Genre mashups are a hit or miss affair. You need only look as far back as Cowboys and Aliens for a case study on how to ruin an interesting idea. Abraham Lincoln: Vampire Hunter sees America’s sixteenth President, Honest Abe, raise an axe in a war against a race of bloodsucking vampires – as if he didn’t have enough trouble ending slavery. As ridiculous as it sounded, most of us scratched our heads after seeing the trailer but bravely proclaimed, “Finally, a vampire story that’s not about sexually frustrated necrophiliac teenagers.” It is so very easy to get excited about a Tim Burton-produced film, but Vampire Hunter is ultimately bitterly disappointing.
The screenplay is based on a popular off-beat novel by Seth Grahame-Smith (Pride and Prejudice and Zombies). It juxtaposes a vampire story with the American Civil War. The energetic Abraham Lincoln: Vampire Hunter is a ridiculously wild anything-goes film that’s hard to take serious, earning a high place on the list of most shamefully Hollywood movies of the year.
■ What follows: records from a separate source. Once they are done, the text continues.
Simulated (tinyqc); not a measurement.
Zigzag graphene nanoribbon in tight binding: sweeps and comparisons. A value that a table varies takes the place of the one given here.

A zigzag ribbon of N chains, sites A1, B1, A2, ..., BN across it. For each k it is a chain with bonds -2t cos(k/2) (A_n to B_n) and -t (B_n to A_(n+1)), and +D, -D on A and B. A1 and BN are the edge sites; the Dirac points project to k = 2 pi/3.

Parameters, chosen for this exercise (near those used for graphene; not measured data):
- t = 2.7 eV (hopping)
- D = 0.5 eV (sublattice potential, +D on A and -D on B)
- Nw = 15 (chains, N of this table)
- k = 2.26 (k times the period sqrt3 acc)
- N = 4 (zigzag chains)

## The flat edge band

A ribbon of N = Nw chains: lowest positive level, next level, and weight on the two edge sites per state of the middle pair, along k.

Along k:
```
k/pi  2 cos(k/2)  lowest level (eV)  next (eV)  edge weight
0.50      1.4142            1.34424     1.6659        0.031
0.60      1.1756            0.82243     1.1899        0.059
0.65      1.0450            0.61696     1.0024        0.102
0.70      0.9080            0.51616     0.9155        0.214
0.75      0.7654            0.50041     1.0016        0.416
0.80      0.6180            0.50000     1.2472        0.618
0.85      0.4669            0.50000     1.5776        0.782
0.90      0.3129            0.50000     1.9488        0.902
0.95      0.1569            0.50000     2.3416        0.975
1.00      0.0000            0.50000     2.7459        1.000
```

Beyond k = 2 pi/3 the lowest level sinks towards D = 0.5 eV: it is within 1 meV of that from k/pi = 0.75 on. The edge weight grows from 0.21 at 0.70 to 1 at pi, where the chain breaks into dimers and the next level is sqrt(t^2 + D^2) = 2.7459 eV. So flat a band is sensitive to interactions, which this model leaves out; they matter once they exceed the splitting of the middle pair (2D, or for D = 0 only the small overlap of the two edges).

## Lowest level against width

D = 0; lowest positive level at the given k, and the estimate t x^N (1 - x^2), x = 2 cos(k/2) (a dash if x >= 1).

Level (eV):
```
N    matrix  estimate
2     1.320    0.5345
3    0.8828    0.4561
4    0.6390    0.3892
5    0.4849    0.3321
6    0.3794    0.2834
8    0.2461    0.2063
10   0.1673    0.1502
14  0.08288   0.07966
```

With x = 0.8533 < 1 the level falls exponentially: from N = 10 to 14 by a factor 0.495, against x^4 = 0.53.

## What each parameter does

Completely incoherent, the story surely takes place in an alternative universe because the Lincoln we meet in this adventure is nothing like the one we’ve encountered in history books. Benjamin Walker’s Lincoln is weak and dreary, unlike the real historical figure, a man with the good sense to create the Emancipation Proclamation.
A 10-year-old Lincoln watches his mother die an early death, a victim of a vampire. Abe swears revenge. Years later he comes face to face with the killer, but is unable to defend himself against the monster. Abe is rescued by a stranger, who teaches him the necessary skills to become a vampire hunter. His weapon of choice is an axe, which he uses to violently plow through a good number of vampires disguised as city folk. By day, Abraham studies law and works in a store, but by night he becomes a ruthless killer and a target for more notorious vampires.
There are a few sequences that verge on exciting, but the story cuts too quickly between characters and never takes a second to breathe. Abe’s romance story with Mary Todd is tedious, and worked into the story as an afterthought. The same can be said about his friendships with Speed and Will Johnson, his fellow huntsman. Everyone delivers a sub-par performance.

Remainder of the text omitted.